U.S. Attorney John C. Anderson and FBI Special Agent in Charge James C. Langenberg thanked the Taos County Sheriff’s Office and 8th Judicial District Attorney’s Office for supporting the federal investigation.
The previous day (Thursday, Aug. 30), 8th Judicial District Attorney Donald Gallegos issued a statement noting the office is dismissing charges against Wahhaj and Laveille “on the grounds that the charges will be taken to the grand jury to be convened in September.”
On Wednesday, District Judges Chavez and Jeff McElroy ruled to drop all five cases after prosecutors failed to hold their preliminary hearings within the state-mandated 10-day window for defendants who are incarcerated.
Gallegos defended his attorneys, noting, “Had the cases gone to preliminary hearing within the 10 days as required, it would be nearly impossible to get all the witnesses, documents, exhibits, statements, etc., that would be required to have the court make a finding of probable cause.
“Presenting the case to a grand jury allows the prosecutor’s office to present evidence that would not otherwise be admissible at a preliminary hearing.

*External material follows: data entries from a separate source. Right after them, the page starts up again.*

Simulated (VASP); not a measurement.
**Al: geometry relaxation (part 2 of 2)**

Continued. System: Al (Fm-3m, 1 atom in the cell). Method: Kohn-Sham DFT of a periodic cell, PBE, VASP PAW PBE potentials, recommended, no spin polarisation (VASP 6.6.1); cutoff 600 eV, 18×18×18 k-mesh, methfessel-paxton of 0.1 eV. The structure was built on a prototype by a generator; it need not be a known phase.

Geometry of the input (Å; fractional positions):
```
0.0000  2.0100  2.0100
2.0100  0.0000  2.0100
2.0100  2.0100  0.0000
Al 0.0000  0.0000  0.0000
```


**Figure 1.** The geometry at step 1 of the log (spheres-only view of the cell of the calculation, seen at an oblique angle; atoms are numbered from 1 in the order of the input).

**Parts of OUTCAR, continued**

Additionally, Gallegos noted, a preliminary hearing could have subjected the two older to cross-examination, while presenting the cases to a grand jury will not require their testimony. “The law allows hearsay testimony to be presented to a grand jury provided it is credible.
“This office is fully aware that having the two older children testify could be very traumatic to them, especially with the amount of attention these cases have been getting and anticipating that the courtroom would be crowded.”
“We have been notified by the District Court that the grand jury will not be convened until Sept. 27.”